On 12 Jan, Greg A. Woods wrote:
>  [ On Wednesday, January 12, 2000 at 09:23:08 (-0500), Steven Hirsch wrote: ]
> > Subject: Re: choice of extension languages for a heterogeneous client/server 
>version control system
>  >
> > I'll chime in against Tcl.  Absolutely wretched syntax, inconsistant and
> > confusing semantics.  It reminds me of nothing so much as a Unix
> > Bourne/Korn shell on steroids.
> > 
> > Why not Perl?
>  
>  Well, perl *is* sh+awk+sed on major steroids, *and* it has a most ugly
>  syntax too....  Need I say more?  :-)

I certainly agree with this.

>  (I think it may also be a bit too big, complex, and clumsy to use as an
>  extension language in this case, though that's clearly debatable.)

Debatable.

>  Indeed if the latter argument is valid then Python is also an
>  inappropriate choice.
>
>  If scheme isn't viable (and I think it is) then I'd pick something
>  equally clean, such as a *slightly* enhanced "awk", or perhaps the
>  language implemented by "libexpr" as described in "Practical Reusable
>  UNIX Software" (B. Krishnamurthy, AT&T Bell Labs).

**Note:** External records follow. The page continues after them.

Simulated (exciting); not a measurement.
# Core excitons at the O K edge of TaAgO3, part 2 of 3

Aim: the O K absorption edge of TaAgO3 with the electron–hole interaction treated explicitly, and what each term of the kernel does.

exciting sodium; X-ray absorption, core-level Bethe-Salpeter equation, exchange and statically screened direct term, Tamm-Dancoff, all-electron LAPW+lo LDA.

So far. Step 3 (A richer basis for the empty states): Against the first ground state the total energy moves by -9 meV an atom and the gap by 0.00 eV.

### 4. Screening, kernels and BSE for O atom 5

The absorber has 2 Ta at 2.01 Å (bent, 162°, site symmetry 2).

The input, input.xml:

Please have a look at Ici.  It's fast, clean, small, elegant, and
powerful.  Its major lack is a GUI part (like Tk for Tcl).  This
shouldn't be an issue for the intended purpose here, I think.

Oh, I should add that it was designed to be embeddable as a scripting
and extension language, portable, and a sh+awk+sed replacement.  It's
very mature, and close to bug free.  (I guess we find and fix about 1
or 2 bugs a year.)

See it at:  http://www.zeta.org.au/~atrn/ici/

The license is very free - it's been put in the public domain.  It's
very C-like in syntax but with powerful data types built in, auto
memory allocation and freeing, powerful fast regexps.  It's used heaps
in-house where I work.  People who've used it tend to quickly fall in
love with it.

Runs on Unix, Windows, and Mac too, I believe.